My public service career began in 2007 with the Canada Revenue Agency (CRA) where I’m now Assistant Director of the National Recognition Program and National Test Services.

As part of my duties, I’m also a member of the Deputy Ministers Committee on Policy Innovation (DMCPI). And I feel honoured to be a reverse mentor for Andrew Treusch, the Commissioner of Revenue and Chief Executive Officer of the Canada Revenue Agency on the DMCPI.

Social branding to build your profile

The latter role was created to provide advice on social media, which is obviously increasingly important, wherever you are. Social branding allows you to build your social media profile to showcase yourself as an expert in a particular area and promote your ideas as a thought leader. This is critical in today’s world in order to affect change. I believe that social media tools give you the power to do three things:

  • promote yourself
  • take ownership of your career and personal development
  • act as an ambassador for your organisation, by showcasing your expertise and preferred knowledge area to colleagues across government

My mentorship has also given me greater insight into a number of major issues affecting government today. What is unique about this committee is that anyone, from a junior analyst to a middle manager, can be invited to be a reverse mentor, with opportunities for collaboration and growth.

Understanding machinery of government

I have learned a lot from this experience. But, most importantly, I’ve gained a clear understanding of how the machinery of government functions. I understand the importance of the institutional structure and how it relates to the pillars of the public service. And I have a much better understanding of the principles the public service has been built on.
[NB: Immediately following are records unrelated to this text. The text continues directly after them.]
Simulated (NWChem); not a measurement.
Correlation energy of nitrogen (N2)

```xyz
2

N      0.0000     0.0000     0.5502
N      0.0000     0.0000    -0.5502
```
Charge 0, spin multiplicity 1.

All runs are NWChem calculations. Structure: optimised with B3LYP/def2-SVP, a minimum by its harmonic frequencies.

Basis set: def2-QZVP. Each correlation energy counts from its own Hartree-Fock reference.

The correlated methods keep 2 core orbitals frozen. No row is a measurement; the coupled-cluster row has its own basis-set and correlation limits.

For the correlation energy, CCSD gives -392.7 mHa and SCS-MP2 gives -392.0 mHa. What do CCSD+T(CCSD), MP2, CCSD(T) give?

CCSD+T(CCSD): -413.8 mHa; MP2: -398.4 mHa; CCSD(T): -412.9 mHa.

I’m stating this as a key lesson because, as much as I’m all about being a game-changer, I believe that being a guardian for all Canadians requires you to have a deep understanding of the pillars of the public service. Having this type of exposure to the complex challenges many deputy ministers are grappling with, has allowed me to connect the dots and better understand the functions of government. I often find it hard to believe that I’m getting this opportunity to sit at the DMCPI table.

Humanising our leaders

Being exposed to deputies in this way has also ‘humanised’ these leaders in my eyes. It has made them approachable and easier to follow. When leaders seem far away it’s hard to connect with them, but when you are able to interact with them at a table like this, where you are colleagues, it’s amazing! It makes your dedication to your job, and to the organisation, quite profound. I think it increases your engagement tremendously.

My drive and motivation comes from my passion for my work and this is what led to the creation of the pilot project, #LeadersGC – a series of Twitter chats that provide an informal forum where public servants can collaborate, network and share their ideas with senior leaders. We were fortunate to have, as a guest speaker, the Clerk of the Privy Council (the highest public service position in Canada) and other senior leaders. These chats have been well-received by public servants nationally and internationally. The success of this pilot has created the impetus to hold more in 2016, and we can’t wait! We’d love to have you follow us, via the hashtag #LeadersGC.

When people ask how I find the time to work on so many issues, I use the phrase “life- work integration”. You need to find personal balance when you are leading a team. I work all the time because I’m always thinking about challenges and solutions. I am one person and I come into work with my own views.

Five attributes of social leadership

Over the years, I have developed a leadership style that works for me, which I think of as social leadership. In my opinion, the five key attributes of social leadership are:

  • authentic leadership
  • meaningful communication
  • high-level emotional intelligence
  • ongoing recognition
  • real visibility

It’s imperative that today’s leaders help their team members to lead, by providing clear direction, demonstrating vulnerability, offering timely and meaningful recognition and feedback, and being ‘present’, both physically and virtually.

When I need to do something on the personal front, I do it. I don’t feel guilty about it. Life-work integration allows you to better manage your needs. I have learned that it's important for me to showcase both my professional and human sides as a leader, and social media allows me to amplify my reach. Showing who we are helps us to connect!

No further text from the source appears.